An anonymous reader writes "TheNew Scientist has an article about a Google search mirror called elgooG that apparently beats the Chinese firewall to the outside world. It displays all of the text backwards, requiring you to use a mirror to read the text." No big shocker- but imagine how many such mirrors could exist ;)

19 of 284 comments (clear)

  1. The ironic thing... by Kredal · · Score: 4, Informative

    is that the mirror site, http://www.alltooflat.com/geeky/elgoog/, is blocked by the copy of Websense used on my network. Heh.

    --
    Whoever stated that signature sizes should be limited to one hundred and twenty characters can just go ahead and kiss my
  2. wow! by mattbland · · Score: 3, Funny

    the vertical scroll bar even appears on the left side of my window in IE.

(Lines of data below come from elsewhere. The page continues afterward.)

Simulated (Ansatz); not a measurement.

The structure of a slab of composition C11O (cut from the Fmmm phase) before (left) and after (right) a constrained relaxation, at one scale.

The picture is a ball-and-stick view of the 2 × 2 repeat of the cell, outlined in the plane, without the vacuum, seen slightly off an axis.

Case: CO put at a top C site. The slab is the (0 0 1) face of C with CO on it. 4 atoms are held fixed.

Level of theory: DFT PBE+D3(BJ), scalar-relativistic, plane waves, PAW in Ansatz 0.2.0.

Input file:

    i've even got used to reading the url's backwards.

    --
    /usr/bin/awake/too/long
  3. The site got slashdotted by Anonymous Coward · · Score: 5, Funny

    anybody have a mirror?

    1. Re:The site got slashdotted by WEFUNK · · Score: 3, Funny

      Actually...

      It just got "dettodhsals"!

      --
      My next sig will be ready soon, but friends can beat the rush!
    2. Re:The site got slashdotted by elindauer · · Score: 5, Funny

      using several mirrors, i'm quite sure it would be possible to make it look right.

      I'd love to see a diagram of the mirror setup that will reverse the order of letters on a screen without reversing the rendering of each letter.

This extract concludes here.